I moved to Houston, Texas. What inspired me to move to Texas? A year ago I said I would come back here. The people I told that too probably didn’t believe me. Maybe I didn’t believe myself. Nonetheless, I actually did move to Texas. It’s still weird change for me. It was the only way I can see my life continuing. My life in the Bay Area was stagnant. I was living at my parent’s house, working and Jiu Jitsu, no real forward progress in life. It was nice to spend time with family and see my friends, but something wasn’t right, a little off. I accrued lots of debt from traveling and working as a line cook or barista wasn’t cutting it. I thought that I better move and start a career so I can carry on with my life. The only plan I had was Texas. I researched the school, GI Bill compatibility, welding career salary, cost of living in Texas, Jiu Jitsu school and support system.

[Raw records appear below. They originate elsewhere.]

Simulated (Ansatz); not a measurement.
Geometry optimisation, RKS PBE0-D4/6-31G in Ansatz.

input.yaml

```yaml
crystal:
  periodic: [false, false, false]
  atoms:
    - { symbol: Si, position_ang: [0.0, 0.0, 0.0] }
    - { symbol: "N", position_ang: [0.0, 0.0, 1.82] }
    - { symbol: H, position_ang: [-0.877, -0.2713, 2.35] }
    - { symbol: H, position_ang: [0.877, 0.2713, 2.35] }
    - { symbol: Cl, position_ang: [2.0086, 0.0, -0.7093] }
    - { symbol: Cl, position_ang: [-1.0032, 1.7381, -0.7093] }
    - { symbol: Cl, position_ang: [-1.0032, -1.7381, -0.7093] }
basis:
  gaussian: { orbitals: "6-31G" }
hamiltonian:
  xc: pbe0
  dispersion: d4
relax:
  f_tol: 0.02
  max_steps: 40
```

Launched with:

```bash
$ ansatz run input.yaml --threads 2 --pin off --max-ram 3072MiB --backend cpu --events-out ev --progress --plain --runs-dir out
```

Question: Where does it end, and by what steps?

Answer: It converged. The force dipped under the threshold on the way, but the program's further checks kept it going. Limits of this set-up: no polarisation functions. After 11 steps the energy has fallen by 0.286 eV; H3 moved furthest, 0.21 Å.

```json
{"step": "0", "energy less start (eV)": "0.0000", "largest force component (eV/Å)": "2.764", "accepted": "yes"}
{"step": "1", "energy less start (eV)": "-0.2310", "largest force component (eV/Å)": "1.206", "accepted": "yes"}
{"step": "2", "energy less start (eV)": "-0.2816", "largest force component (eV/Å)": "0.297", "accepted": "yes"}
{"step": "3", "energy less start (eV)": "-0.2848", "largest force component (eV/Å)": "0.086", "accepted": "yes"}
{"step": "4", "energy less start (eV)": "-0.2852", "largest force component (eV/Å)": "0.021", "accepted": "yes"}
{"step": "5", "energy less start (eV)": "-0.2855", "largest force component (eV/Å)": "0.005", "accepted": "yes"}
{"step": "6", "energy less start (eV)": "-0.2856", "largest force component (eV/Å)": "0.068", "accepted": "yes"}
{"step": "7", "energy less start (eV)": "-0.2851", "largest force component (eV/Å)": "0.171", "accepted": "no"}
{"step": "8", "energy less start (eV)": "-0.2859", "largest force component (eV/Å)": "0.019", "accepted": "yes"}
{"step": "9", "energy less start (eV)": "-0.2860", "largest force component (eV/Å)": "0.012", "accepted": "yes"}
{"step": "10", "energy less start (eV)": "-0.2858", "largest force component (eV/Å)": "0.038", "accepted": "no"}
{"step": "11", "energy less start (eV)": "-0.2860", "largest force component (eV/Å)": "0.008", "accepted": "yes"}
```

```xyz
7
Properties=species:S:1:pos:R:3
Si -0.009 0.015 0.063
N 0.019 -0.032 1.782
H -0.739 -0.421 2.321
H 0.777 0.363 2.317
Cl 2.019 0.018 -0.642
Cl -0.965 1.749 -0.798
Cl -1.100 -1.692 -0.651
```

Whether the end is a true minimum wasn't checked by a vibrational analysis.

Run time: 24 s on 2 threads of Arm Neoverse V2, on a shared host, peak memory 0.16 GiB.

I train at Maven Jiu Jitsu in Spring, Texas. I met the instructor, James, on Guam while I was stationed there. I felt the quality of his instruction is unparalleled to what I have seen in my years of Jiu Jitsu training. He is someone who really thinks deeply about the subject. I’m excited to learn and understand Jiu Jitsu on different level. The school has fairly young ranks of white belts and a few blues, but that doesn’t stop the place from being a great gym to train at. My friend, Kevin, whom I also met while I lived in Guam had moved to Texas to train with James. My time in Texas will be a life experience that I will never forget.
I enrolled in welding school in Houston, Texas. My tuition is being funded by my GI bill I earned from my enlistment in the Navy. I will graduate 9 1/2 months from now as a welding specialist with pipefitting. I finished my first week. My day is school, Jiu Jitsu, rinse repeat. I should explain a little bit more about my life but this will be all for now.
First. I apologize to who ever reads this. After Porto I just go so busy. My family came to visit and I spent time with them. Then after a week of drinking I fell off. I didn’t go back to writing this blog. I was still writing in my journal and on my iPod. I will have to blog my thoughts as a back log now.
I’ve been back a week now. I’ve been trying to internalize all that I experienced and seen. It’s a weird feeling being back. I’ve never been deployed but I’ve been in the military. Coming back after 6 months of travel is weirder than leaving the military. Possibly because I’ve seen parts of the world I never thought I would have seen. I have a new perspective on life. Although I’m not quite sure how to explain it.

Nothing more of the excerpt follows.